Church of England takes a 'moral stand' against welfare reforms
The introduction of a cap on benefits, as suggested in the Welfare Reform Bill, could push some of the most vulnerable children in the country into severe poverty. While 70,000 adults are likely to be affected by the cap, the Children's Society has found that it is going to cut support for an estimated 210,000 children, leaving as many as 80,000 homeless. The Church of England has a commitment and moral obligation to speak up for those who have no voice. As such, we feel compelled to speak for children who might be faced with severe poverty and potentially homelessness, as a result of the choices or circumstances of their parents. Such an impact is profoundly unjust.
We are urging the government to consider some of the options offered by the Children's Society before the bill is passed into legislation, such as removing child benefit from household income for the purposes of calculating the level of the cap and calculating the level of the cap based on earnings of families with children, rather than all households. The government could also consider removing certain vulnerable groups from the cap and the introduction of a significant "grace period" of exemption from the cap for households which have recently left employment.

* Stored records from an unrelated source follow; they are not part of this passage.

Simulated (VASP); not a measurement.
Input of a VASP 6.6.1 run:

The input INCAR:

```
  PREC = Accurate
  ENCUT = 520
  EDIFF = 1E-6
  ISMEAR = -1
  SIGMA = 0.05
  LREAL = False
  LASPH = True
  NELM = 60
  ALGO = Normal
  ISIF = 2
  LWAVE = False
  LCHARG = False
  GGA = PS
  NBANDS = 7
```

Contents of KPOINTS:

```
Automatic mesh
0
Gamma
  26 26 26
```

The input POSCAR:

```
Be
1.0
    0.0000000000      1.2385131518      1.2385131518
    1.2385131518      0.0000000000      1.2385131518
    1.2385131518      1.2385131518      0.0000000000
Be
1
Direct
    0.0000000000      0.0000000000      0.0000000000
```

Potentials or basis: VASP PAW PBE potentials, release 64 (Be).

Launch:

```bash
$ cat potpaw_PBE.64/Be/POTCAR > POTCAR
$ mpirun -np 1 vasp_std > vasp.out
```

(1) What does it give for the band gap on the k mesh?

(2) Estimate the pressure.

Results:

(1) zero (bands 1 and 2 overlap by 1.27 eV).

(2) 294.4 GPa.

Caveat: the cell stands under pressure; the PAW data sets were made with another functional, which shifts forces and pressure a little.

The Bishops of Bath & Wells, Blackburn, Bristol, Chichester, Derby, Exeter, Gloucester, Guildford, Leicester, Lichfield, London, Manchester, Norwich, Oxford, Ripon and Leeds, St Edmundsbury and Ipswich, Wakefield and Truro
The above open letter appears in today's Observer, over which CofE bishops routinely pore on the Lord's Day as they partake of their English Breakfast tea and marmalade on toast. The letter was apparently written with the blessings of the Archbishops of Canterbury and York, who are of the opinion that the imposition of a £500-a-week benefit cap on families is 'profoundly unjust'.
His Grace would like a pad in Virgina Water, preferably on the Wentworth Estate. Failing that, a nice pied-à-terre in Kensington Palace Gardens would suffice. The reality, of course, is that his abode is commensurate with and proportionate to his meagre stipend: he has no expectation that the taxpayer should subsidise his desire to dwell in an area he cannot afford.
£2000 a month represents the average weekly wage for working households. Adopting the mean income would appear to be a manifestly fair way of apportioning welfare, the bill for which presently runs at £192bn a year. But the bishops are concerned that the reforms risk pushing thousands of children into poverty and homelessness. How in the name of St Gemma could an income of £2000 a month be considered poverty? Certainly, it won't be enough to pay a rent in Kensington or any major city. So move.
When it comes to protecting the poorest and most vulnerable in society, the Government's measure of poverty is woefully inadequate. His Grace has said this before, but he will say it again for the economically obtuse. If poverty continues to be defined in relative terms, then Jesus was right to insist that the poor will always be with us. For when the average household income reaches £35,000, there will still be children being brought up in households where the income is a meagre £21,000, and thereby damned to be brought up in ‘Dickensian levels of poverty’.
The proportion of UK households defined as living in poverty has been around the 20 per cent through many decades of both Conservative and Labour administrations.
If the Conservative Party were intent on eradicating child poverty, or any other kind of poverty, they would first need to confront UN/EU/UK definition of the term and reassess how it is measured, for the social(-ist) scientists have being very busy moving the goalposts.
The bishops are right to highlight that subject of poverty, for it was foundational to the ministry of Jesus: he preached more about money than he did about eternal salvation. But when examining what he said about the poor, consideration has to be given to context and audience, and the nuances of Greek vocabulary also need examining.
What does Luke mean by ‘the poor’ (6:20)? The peasants who possessed little material wealth were not called ‘poor’ (‘ptochos’) if they possessed what was sufficient (ie subsistence) - they were termed ‘penes’. Jesus was (and is) concerned with the literal, physical needs of men (ie not just the spiritual [cf Acts 10:38]). When Luke was addressing the ‘poor’, he meant those who had no money - the oppressed, miserable, dependent, humiliated - and this is translated by ‘ptochos’, indicating ‘poverty-stricken…to cower down or hide oneself for fear’ - the need to beg. The ‘penes’ has to work, but the ‘ptochos’ has to beg. Those addressed by Jesus are the destitute beggars, not ‘penes’ or the general peasant audience of few possessions.
This is an important distinction upon which the bishops might like to reflect. The Bishop of Truro, Tim Thornton, said the unity of the bishops should convince the government to act: "We are proposing something positive rather than just saying something negative," he said.
Bishop, with enormous respect, being positive isn't the same as being right, just, fair or moral.